Boy, I can’t believe how small some print has become. You know that old saying about always reading the fine print? Well, the fine print has become way too fine to read.
I have long suspected that product manufacturers have been making the print for the list of ingredients smaller and smaller because they didn’t want the consumer to know what’s really in the product. I was sort of thinking it was a conspiracy to keep us in the dark about what we’re eating.
The other day I tried to read the dose instructions on a bottle of cough syrup and it was nothing but a blur. It doesn’t seem likely that dose information would deliberately be made too small to read.
I guess I have to face the facts that my aging eyeglasses are no longer suitable for my aging eyes. I can’t say for sure when this progression into blurriness came about, but it seems like only yesterday that I could read the fine print on anything. I really do need to get my eyes examined and update my glasses.
The prospect caused me to wonder just how long eyeglasses have been in existence. A little research satisfied my curiosity, but I was surprised to find that the invention of better vision came about sometime in the late 13th century.
The early eyeglasses were discs of curved glass connected with a piece of metal, which rested on the nose. Breathing through the nose was somewhat impaired and head movement was limited in order to keep the glasses in place.
It wasn’t until sometime in the 18th century that rigid frames with ear loops were invented.
Now, the difficulty is picking frames. Have you seen how many different ones are available these days? It’s a massive amount!

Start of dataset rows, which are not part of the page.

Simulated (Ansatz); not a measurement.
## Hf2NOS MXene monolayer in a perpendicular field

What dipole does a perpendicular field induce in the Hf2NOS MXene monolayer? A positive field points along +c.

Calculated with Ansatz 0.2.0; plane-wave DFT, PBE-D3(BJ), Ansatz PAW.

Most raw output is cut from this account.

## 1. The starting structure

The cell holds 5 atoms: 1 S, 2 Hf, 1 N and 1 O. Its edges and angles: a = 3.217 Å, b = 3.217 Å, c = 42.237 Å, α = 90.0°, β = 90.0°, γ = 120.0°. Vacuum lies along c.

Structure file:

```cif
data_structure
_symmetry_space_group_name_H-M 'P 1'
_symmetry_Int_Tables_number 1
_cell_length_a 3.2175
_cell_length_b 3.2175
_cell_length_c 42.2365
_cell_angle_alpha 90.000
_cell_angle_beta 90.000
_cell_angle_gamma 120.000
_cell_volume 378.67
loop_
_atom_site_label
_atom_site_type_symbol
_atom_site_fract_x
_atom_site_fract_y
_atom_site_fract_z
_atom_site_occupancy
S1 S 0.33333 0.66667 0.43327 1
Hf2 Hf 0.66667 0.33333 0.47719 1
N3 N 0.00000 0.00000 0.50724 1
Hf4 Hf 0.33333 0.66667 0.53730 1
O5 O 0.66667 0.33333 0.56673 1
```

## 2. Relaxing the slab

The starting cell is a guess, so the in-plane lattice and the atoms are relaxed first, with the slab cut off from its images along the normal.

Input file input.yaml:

When I got my first pair of glasses at age 15 frame choices were more limited and primarily plastic. Cat’s-eye style had just come into vogue and I chose a pair in black studded with a lot of rhinestones. I thought I looked like a movie star when in reality I looked ridiculous. But, hey, I was a teenager; I didn’t know any better.
Now I’ll look for something a bit more discreet, and though I know I’ll have a hard time making up my mind I think something in a wire frame will do just fine.
As long as I don’t have to go through life like Mr. Magoo and there are no rhinestones involved I’ll be happy. As long as I can read the fine print I’ll be even happier.
The way I see it, well, I can’t really see the way I see it. I’ll get back to you on that when my vision is greatly improved.